A Call to Design Inspired by Africa
It was in middle school that his journey took an atypical turn. Faced with the deep frustration of an immediate environment that did not reflect the African essence, he chose design as his destiny. Exposed to ancient objects, he perceived a dissonance between the clumsily reproduced modern Western aspirations by the society around him and the richness of original African forms. This intuition led him to begin exploring design as a means to create harmony between cultural identity and modern expression. He then understood the power of design: it is a manifestation of identity that does not need to deny its own roots and possesses the power to transcend borders.
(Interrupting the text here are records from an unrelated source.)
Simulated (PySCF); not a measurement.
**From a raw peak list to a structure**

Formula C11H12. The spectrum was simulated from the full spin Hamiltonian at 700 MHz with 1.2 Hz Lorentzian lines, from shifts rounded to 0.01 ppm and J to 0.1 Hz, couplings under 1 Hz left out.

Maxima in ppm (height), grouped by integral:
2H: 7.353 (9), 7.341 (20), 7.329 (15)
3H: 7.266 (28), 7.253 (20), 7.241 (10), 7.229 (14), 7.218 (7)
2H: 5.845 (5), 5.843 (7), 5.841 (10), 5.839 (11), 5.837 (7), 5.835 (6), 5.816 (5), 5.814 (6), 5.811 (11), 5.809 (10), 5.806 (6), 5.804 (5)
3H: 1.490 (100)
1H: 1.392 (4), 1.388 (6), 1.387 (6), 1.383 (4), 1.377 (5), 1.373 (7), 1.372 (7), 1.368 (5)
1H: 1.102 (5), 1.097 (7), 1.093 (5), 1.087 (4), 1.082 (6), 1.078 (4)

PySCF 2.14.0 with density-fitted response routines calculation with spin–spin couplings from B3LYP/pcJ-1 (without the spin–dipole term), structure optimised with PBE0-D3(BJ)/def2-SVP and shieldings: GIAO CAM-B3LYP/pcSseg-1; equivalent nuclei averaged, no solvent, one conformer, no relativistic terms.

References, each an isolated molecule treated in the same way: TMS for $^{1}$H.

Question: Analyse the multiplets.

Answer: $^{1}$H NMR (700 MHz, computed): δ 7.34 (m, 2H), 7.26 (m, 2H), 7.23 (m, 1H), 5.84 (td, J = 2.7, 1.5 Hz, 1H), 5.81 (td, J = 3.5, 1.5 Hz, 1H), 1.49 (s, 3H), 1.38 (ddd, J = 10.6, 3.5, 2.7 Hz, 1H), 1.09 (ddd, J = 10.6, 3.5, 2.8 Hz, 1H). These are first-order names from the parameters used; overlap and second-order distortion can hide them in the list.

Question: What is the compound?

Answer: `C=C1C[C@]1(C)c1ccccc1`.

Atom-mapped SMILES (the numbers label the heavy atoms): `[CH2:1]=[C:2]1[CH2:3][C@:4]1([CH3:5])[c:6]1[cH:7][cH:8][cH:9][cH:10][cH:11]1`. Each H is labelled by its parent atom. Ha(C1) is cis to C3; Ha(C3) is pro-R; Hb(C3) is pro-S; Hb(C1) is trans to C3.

A Tenacious Educational Journey
After realizing that his future lay beyond Togolese borders, he pursued higher mathematics studies in Lomé before flying to France, supported by his family but also bearing the weight of their hopes. Fascinated initially by product design rather than architecture, he enrolled at Creapole, a design school based in Paris. « I dreamed of designing objects, cars, from a catalog of African forms. As if to reweave the old rope, » recalls Sénamé. However, financial difficulties forced him to drop out after just one semester, as the school’s director refused to grant a tuition waiver despite the support and mobilization of his professors. The rest of his journey was marked by periods of extreme hardship, sleeping on the streets of Paris while resuming his studies at the École du Louvre and later at the École Spéciale d’Architecture and Paris-La Villette. « It became complicated for me, and I remained homeless three-quarters of the time until the end of my studies, » he admits modestly. A part-time job as a salesperson at Zara on the Champs-Élysées allowed him to make ends meet and could have diverted him from his destiny, he recalls: « I was a right fit for what the brand wanted to represent back then, and I knew the garment and the nobility of the fabric. At the time, the clients were mostly young people from the suburbs, and the store management wanted to promote me. But my frustration with my studies was growing because they only presented architecture through Haussmann, while there were so many stories and resources on my continent. I had to go back. »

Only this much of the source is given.